Jenelle (mother of Oliver, 19 months): Sometimes you just know what to do. Sometimes you don’t and that’s when you refer to kind of books, or I guess, close advice from family members and I’ve kind of just used that as a guide. But also not taken it too seriously, because then you start getting to a point where you go ‘Oh my child’s not saying 5 words’. For instance, the other day I was looking up at what a 19 month old should be doing and Oliver says 5 words and it’s they should have 20 words, and then you start over-reacting, thinking they’ve got some speech disorder. When you ask around and a lot of people say ‘No he’s just really physical and that’s what he’s working on now and he’ll talk when he’ll talk’. Yes I’ve been getting my information from a variety of sources, but trying to analyse what’s real in this situation and what not to take on.

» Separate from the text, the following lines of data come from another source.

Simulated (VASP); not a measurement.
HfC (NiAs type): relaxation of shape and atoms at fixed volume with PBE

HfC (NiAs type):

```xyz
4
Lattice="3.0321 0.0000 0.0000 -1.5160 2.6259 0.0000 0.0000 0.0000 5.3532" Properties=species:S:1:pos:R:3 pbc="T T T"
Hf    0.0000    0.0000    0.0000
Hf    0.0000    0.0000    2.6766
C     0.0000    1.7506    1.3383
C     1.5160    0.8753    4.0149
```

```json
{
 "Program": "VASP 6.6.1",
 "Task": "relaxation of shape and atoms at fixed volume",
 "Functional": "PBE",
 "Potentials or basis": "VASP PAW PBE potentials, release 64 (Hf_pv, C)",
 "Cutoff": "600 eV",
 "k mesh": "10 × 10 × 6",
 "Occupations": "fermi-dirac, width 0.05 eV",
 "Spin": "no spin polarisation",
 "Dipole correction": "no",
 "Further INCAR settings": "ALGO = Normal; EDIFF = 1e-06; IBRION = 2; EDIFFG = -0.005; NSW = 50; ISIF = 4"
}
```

Tim O’Leary: Part of what you need to understand as a new parent is, conflicting advice, and this is not about you being dictated to by ‘experts’ or people who are very passionate about these subjects. This is about you taking onboard what they might have to say, but then letting yourself find your answer. What feels right for you and your partner in terms of what fits best for your baby, because at the end of the day, often what works for babies are very individual factors that don’t necessarily match your baby. Having said that, there are times as a parent where, you’ve got to know what to trust.
You’ve got to know to trust your gut instinct, because if you’ve got a feeling that something’s not right, just act on that. If you really feel like something’s not right here, then that’s when you act on that gut feeling and you go down to your GP and if there was nothing wrong with your baby, you’ve lost nothing.
Shabana and Cameron (parents of Aurora, 18 months): You can’t avoid information when you’re a new parent. It’s just thrust on you. But I think you’ve just got to keep your mind open for a specific thing, things that you need, for your family. You’ll identify stuff that’s like ‘I actually really need some advice with that’.
Mitch and Olivia (parents of Ellora, 4 years, and Adeline, 18 months): I mainly try and get advice, like I go and ask people for certain questions. You ask the people that you know will be helpful.
Troy (father of Matilda, 8 years, and Charlie, 4 years): I think the scariest part is when you feel isolated. And I went through a period like that where I felt isolated, felt by myself, and to find a group of people that you can either learn from, or just discuss what’s going on. I remember early days when Charlie, my little boy, was a baby and wouldn’t go to sleep. One of the most comforting thoughts I had when I was walking up and down the hallway, rocking him to sleep, was that, at the same time, there was maybe 100 other dads in 5 kilometre radius of me doing exactly the same thing. Just that idea of being part of this silent little category of blokes, gave me a lot of comfort that it wasn’t just me that was up at 3 o’clock in the morning trying to do this.
Jenelle: Whether you’re one parent or 2 parents, you need other people. It’s a community that helps raise a child and that’s become really important for me – that Oliver has family around him. Because they shape the way you grow up. We’ve all been shaped by our grandparents and uncles and aunts. So that’s been really important for me.
Troy: My family’s in South Australia. I’m in New South Wales so I don’t have much support. It’s been hard. You have the parents of your kids’ friends are a big thing. You find people that you trust and you like. But I think the biggest supports I’ve had, are the parents of my kids’ friends.
Tim O’Leary: I want people to know that there are other people around them who will be a source of support and sometimes advice. And often that advice is something you’ve got to work with. You don’t take it always on face value but it gives you something to think about, and that’s what key in finding your way through the maze of parenting.